Cherry Red is vicious. I thought it was about love and murder, but I couldn’t understand most of the lyrics. After I added it to my list of songs for this disc, I found the lyrics, and it turns out that it's just about love, as murderous as it may sound. It qualifies as a death song anyway, though, because it's partly based on a Big Joe Turner song with the same title which is (sort of) about murder; and also because I used to sit around with my late friend Howard (heart attack: cocaine) listening to the Groundhogs' Thank Christ for the Bomb. Love T.S. McPhee's guitar.
War Song - I could have put more war songs on here, but I didn't. The Fugs have to be on every mix I make, because they're one of those '60s bands people have heard of, but rarely heard. It's impossible to pick one song that typifies their sound.

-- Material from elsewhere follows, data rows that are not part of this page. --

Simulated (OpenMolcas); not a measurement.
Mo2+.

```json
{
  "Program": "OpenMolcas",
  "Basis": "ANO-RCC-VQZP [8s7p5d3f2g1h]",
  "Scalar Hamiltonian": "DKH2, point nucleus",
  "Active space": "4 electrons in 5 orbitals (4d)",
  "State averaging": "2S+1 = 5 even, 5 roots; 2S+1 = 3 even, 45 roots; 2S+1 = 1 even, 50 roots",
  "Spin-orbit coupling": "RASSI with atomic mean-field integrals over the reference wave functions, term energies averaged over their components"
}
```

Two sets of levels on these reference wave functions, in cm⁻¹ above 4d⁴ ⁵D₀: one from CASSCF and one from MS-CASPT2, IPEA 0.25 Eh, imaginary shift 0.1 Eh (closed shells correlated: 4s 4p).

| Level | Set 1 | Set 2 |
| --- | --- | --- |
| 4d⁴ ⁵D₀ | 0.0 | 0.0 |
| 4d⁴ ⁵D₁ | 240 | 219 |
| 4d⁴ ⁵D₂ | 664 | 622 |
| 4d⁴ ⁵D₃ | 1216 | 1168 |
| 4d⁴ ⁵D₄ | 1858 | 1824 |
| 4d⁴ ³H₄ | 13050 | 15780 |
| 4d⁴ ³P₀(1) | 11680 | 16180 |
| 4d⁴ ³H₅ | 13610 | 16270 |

Like an Atom Bomb - The Pilgrim Travelers were a big group on the gospel circuit in the 40's and 50's. They liked to bust up the churches they played at, and sneak off with the women. Lou Rawls sang with them in the '50s.
Satan Is Busy In Knoxville, Tennessee - I couldn't dig up much on Leola Manning. It was recorded in Knoxville in 1930. The stories in the song were apparently true.
What Did You Forget? - No, he didn't really make a record with the Mackadoos. By the Miracle of the mash-up, now he has. I was going to do the whole disc like this, and I did about ½ hour of it, but then I decided no one would want to sit through it. It ended up sounding like Negativland, but harsher. The Mackadoos song is actually called Bui Bui. This may have been the only thing they ever recorded. It's from a compilation called Eccentric Soul: The Big Mack Label.
My Home Town provides some comic relief.
Intro to "I Still Haven't Found What I'm Looking For" is by the a cappella Negativland cover band (!!) the 180G's. There was no thematic justification for including more than this. Well, I could have included Christianity is Stupid. Ah, regret. If you can try to imagine the Pilgrim Travelers covering Negativland, with full gospel harmonies, ...
I Want My Baby Back - Like the Pretty Things and the Groundhogs, the Downliners Sect are one of those late-'60's bands that won't die.
Lavender Coffin is a good follow-on. Lionel Hampton and Buster Poindexter also did versions of this song. Joe Thomas played sax in Jimmie Lunceford’s jazz orchestra in the '40s. In 1950, he started recording R&B records under his own name. In 1951, he retired from music to take over the family funeral business.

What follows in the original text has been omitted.